Wednesday, 17 June 2009

What's so bad about firemen?

In book 10 of Pliny's letters, that is the volume that charts the correspondence between him (as a special imperial delegate in Bithynia) and the emperor Trajan, there is a rather intriguing exchange.

In letter 33 Pliny informs the emperor of a serious fire that broke out in Nicomedia that detroyed many houses plus two public buildings, the Elder Citizens Club and the Temple of Isis. He suggests that he might form a company of firement, numbering about 150 or so also noting that any privileges granted would be monitored and not abused.

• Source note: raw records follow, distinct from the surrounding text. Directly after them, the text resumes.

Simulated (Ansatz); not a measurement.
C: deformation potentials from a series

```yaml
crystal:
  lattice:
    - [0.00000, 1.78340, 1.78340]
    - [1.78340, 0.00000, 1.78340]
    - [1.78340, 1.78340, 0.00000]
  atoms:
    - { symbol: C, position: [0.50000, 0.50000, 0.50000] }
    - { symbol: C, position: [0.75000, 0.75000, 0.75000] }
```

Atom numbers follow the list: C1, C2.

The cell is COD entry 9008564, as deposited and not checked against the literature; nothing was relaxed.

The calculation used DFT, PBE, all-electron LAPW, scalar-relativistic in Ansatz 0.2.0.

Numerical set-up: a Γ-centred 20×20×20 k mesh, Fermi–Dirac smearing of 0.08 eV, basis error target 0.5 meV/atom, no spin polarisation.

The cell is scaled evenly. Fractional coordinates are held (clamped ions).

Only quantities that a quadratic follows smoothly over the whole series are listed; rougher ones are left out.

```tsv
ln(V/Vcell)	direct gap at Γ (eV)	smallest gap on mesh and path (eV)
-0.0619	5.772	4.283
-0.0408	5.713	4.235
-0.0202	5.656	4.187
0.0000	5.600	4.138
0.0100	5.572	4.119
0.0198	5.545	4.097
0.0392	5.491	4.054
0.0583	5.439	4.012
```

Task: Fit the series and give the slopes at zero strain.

Trajan's reply is very suspicious, saying that although is it a reasonable idea it is groups or societies like those that have been responsible for political unrest within the province. "If people assemble for a common purpose, whatever name we give them and for whatever reason, they soon turn into a political club. It is a better policy then to provide the equipment necessary for dealing with fires, and to instruct property owners to make use of it, calling on the help of the crowds which collect if they find it necessary."

Saturday, 13 June 2009

The Doors of the Temple of Janus are shut.

Nero 54-68 AD
AE as
Obv "NERO CAESAR AVG GERM IMP"
Bare bust right
Rev "PACE P R VBIQ PARTA IANVM CLVSIT SC"
Temple of Janus with doors closed
Rome mint
RIC 306
There is a series of well known sestertii, dopondii and asses issued by Nero that show the Temple of Janus with closed doors. It is also widely known that the closing of the door was symbolic of peace throughout the Roman Empire. But, what is not widely known is why the doors being shut came to represent peace........


Hill's Monuments of Rome as Coin Types (1989) offers some suggestions as to where the temple was located but does not provide an answer to our question. Similarly Stevenson's Dictionary of Roman Coins (1889) can offer us that Livy tells us that the doors were mostly open, in fact were shut only once, from the foundation of Rome to the battle of Actium, but again not why they should be shut. Suetonius reckons that Nero's closing was the third occasion on which the doors were shut.


The answer, however, does appear in Donaldson's Architectura Numismatica (1859). In it he tells us that, according to legend, the original Temple of Janus was built by either Quirinus or Romulus. He notes that, according to the ancient writer Macrobius, during the Sabine wars the enemy were rushing into Rome through the Porta Janualis when they were overwhelmed by a vast torrent of boiling water which impetuously flowed from the Temple of Janus. From then it was decreed that as Janus had come to their help during a time of war the doors should remain open.

Saturday, 6 June 2009

A handful of spits


Ionia - Klazomenai
AR obol
c.520-480 BC
Forepart of a winged boar right
Quadripartite incuse square

When I first read that in Seaford's "Money and the Early Greek Mind" I have to admit I had the wrong end of the stick! I now know the "spits" referred to were made of iron and were of the type used for roasting meat.

You see a "spit", or "obelos", gave its name to the small Greek silver coin we know as the obol. Given that small change could be carried in the mouth then my misunderstanding was, I think, excusable.

The term "drachma" means handful, particularly six (as noted by Aristotle, for example), and so we get "obeliskon drachmai" - a handful of spits - being used in temple inventories and inscriptions. These must be referring to bundles of iron rods, not the grudging payment in the hand of small silver coins. It was only later that these two terms began to have a specific reference to money.